Piper Sandler Companies (PIPR) Q2 2025 earnings summary
Event summary combining transcript, slides, and related documents.
Q2 2025 earnings summary
8 Jul, 2026Executive summary
Adjusted net revenues for Q2 2025 reached $405 million, up 14% year-over-year, with an 18.1% operating margin and adjusted EPS of $2.95, all higher than the prior year period.
Advisory revenues grew 12% year-over-year to $206 million, with 71 transactions completed, led by strong performance in Services, Industrials, and healthcare.
Municipal financing revenues surged 66% year-over-year to $42 million, marking the best quarter since 2021 and outpacing market growth.
Corporate financing revenues declined 31% year-over-year to $35 million, impacted by sector-specific headwinds, especially in biopharma.

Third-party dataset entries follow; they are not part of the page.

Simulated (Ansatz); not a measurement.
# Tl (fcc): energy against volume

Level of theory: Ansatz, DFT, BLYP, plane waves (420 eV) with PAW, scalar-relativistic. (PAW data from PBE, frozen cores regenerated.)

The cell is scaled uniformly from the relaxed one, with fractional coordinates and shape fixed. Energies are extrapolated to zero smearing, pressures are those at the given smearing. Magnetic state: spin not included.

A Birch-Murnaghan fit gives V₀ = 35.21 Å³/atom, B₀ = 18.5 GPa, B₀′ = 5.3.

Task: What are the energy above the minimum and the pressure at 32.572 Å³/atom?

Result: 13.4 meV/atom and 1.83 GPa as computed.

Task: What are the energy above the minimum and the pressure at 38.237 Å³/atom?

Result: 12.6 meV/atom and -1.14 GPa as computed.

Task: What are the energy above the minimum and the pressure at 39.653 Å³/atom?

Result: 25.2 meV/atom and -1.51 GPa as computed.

The company announced the acquisition of G Squared Capital Partners to strengthen its technology and government services investment banking, and completed the Aviditi Advisors acquisition.
Financial highlights
Q2 2025 adjusted net revenues: $405 million; operating income: $73 million; net income: $53 million; diluted EPS: $2.95.
First half 2025 net revenues: $789 million, up 14% year-over-year; operating income: $142 million; net income: $126 million; diluted EPS: $7.04.
Compensation ratio improved to 62% for Q2 and 62.2% for the first half, reflecting higher net revenues.
Non-compensation expenses (excluding reimbursed deal costs) were $69 million for Q2, up 6% year-over-year, mainly due to higher legal and professional fees.
GAAP results included a $5 million restructuring charge related to headcount reductions and office space from the Avidity Advisors acquisition.
Outlook and guidance
Advisory revenues for Q3 are expected to be largely consistent with Q2, supported by a robust pipeline.
Municipal financing, equity brokerage, and fixed income revenues are anticipated to moderate from strong Q2 levels as market volatility normalizes.
Compensation ratio is expected to remain within the 61.5%-62.5% range for the remainder of the year, barring significant changes.
Non-compensation expenses are trending toward the higher end of guidance due to occupancy, travel, and legal costs.
Management expects continued strong client engagement, but notes potential variability in transaction volumes and revenues due to macroeconomic, geopolitical, and market factors.